Based on research , children with or without exceptionalities do have an impact on inclusion in the classroom (Loreman, McGhie-Richmond, Barber and Lupart (2009), Braunsteiner and Mariano-Lapidus (2014), all of these found multiple benefits for children with exceptionalities and children who are average in their development for inclusion in the classrooms. Children with exceptionalities have been proven by research to have more friendships and engagements outside of the classroom (Loreman, McGhie-Richmond, Barber and Lupart, 2009). Disabilities in a general education class are proven to have an increase in academic success as well as independence in the future due to having an attentive teacher hence, better study skills.
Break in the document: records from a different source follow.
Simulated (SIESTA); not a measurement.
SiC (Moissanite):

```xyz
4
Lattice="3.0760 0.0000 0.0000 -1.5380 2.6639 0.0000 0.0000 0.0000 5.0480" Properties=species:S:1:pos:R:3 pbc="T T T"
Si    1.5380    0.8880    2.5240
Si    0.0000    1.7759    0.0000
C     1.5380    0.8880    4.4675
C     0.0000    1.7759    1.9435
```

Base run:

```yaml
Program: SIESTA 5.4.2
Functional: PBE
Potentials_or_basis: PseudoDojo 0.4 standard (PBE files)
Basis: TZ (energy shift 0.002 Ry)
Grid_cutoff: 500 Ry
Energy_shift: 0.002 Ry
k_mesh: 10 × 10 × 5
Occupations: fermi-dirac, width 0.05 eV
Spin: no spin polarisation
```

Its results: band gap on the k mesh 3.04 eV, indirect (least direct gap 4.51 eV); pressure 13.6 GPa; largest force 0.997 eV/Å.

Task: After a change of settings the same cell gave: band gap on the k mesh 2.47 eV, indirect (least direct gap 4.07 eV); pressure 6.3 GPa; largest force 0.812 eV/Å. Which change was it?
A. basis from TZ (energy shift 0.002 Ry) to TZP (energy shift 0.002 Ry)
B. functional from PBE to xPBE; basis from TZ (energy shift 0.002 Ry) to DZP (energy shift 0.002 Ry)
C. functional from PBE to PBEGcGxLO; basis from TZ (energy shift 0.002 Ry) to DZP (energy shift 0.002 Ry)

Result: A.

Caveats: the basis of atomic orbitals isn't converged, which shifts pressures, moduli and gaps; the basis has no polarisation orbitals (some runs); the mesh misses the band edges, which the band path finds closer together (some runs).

Dudley-Marling and Burns (2014) stated, these research findings show that those children who spent more time in an inclusive classroom correlated with higher test scores in reading and math, less school absences, and less referrals for disruptive behaviours (Dudley-Marling & Burns, 2014). Not only did children with exceptionalities benefit from an inclusive classroom, but so did the average developing student (Braunsteiner & Mariano-Lapidus, 2014; Loreman, McGhie-Richmond, Barber and Lupart 2009). Overall, students that do not have exceptionalities and are given opportunities in collaborating with peers who do have exceptionalities do tend to develop higher self – esteem and a sense of self (Loreman, McGhie-Richmond, Barber, Lupart, 2009).

Teacher

Many studies show through research, that teachers are the most impactful variable in the success of inclusion in the classroom (McMaster, 2014; Dudley-Marling & Burns, 2014; Lai Mui Lee, Tracey, Barker, Fan, Sheeshing & Yeung, 2014). There are many factors both positive and negative that play a role in inclusive educational environments, based on one study according to Runswick-Cole (2008) addresses that 98% of primary teachers believed there is a need for specialized programs in schools that are specifically for children who have disabilities.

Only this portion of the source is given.